Gore movie strikes a chord
By Anthony Breznican
USA Today
Al Gore will now find out whether his movie fans are a renewable resource.
The critically acclaimed if controversial documentary "An Inconvenient Truth" that Gore narrates opened May 24 to a stunning $70,332-per-screen average in four theaters. But last weekend, in 404 theaters, that average was down to a strong but not as passionate $4,732 per screen. Distributor Paramount Classics is testing how far "Truth" can go.
On Friday, the movie arrived in 100 more theaters in 40 cities. So far, it has taken in $7.3 million. That's small by "Da Vinci Code" standards, but it's huge for the art-house circuit it has played in up until now.
Gitesh Pandya of BoxOffice Guru.com calls the film a sleeper hit that he predicts will continue strongly as it expands into theaters. Pandya says the audience for the movie skews older, and adult ticket-buyers don't always rush out to a film on opening weekend.

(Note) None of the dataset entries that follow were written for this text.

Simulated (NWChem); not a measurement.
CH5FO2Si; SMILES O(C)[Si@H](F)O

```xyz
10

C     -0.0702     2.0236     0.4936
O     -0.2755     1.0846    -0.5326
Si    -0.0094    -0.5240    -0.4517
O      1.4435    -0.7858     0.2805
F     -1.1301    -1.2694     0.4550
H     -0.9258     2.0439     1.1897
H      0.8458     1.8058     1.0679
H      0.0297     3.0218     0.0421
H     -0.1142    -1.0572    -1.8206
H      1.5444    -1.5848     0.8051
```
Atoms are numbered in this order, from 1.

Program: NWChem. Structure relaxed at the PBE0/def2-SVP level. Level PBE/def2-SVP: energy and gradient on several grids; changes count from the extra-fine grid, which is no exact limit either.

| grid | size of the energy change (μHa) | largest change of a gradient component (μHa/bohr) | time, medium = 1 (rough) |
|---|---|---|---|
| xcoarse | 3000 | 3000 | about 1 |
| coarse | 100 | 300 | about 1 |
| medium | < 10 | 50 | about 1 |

Brandon Gray of BoxOffice Mojo.com says "Truth" could "double what it has" by the end of summer and cross into the top five documentaries of all time, surpassing "Super Size Me," "Mad Hot Ballroom" and "Winged Migration."
"It's by no means a smash," Gray says of "Truth's" numbers now. "But it's a solidly performing documentary."
Feature documentaries are a notoriously hard sell — none harder than one starring a former politician discussing a doomsday topic. Only two have become smash hits: Michael Moore's George W. Bush-skewering "Fahrenheit 9/11," which took in $119.2 million in 2004, and last summer's "March of the Penguins" ($77 million).
Few documentaries make more than a couple of million dollars in theaters before moving on to DVD and television. "Truth" already is the 10th-highest-grossing documentary of all time.
"These movies sometimes preach to the choir, but this film seems to be reaching beyond that because it's not divisive," says Tori Baker, executive director of Salt Lake Film Society."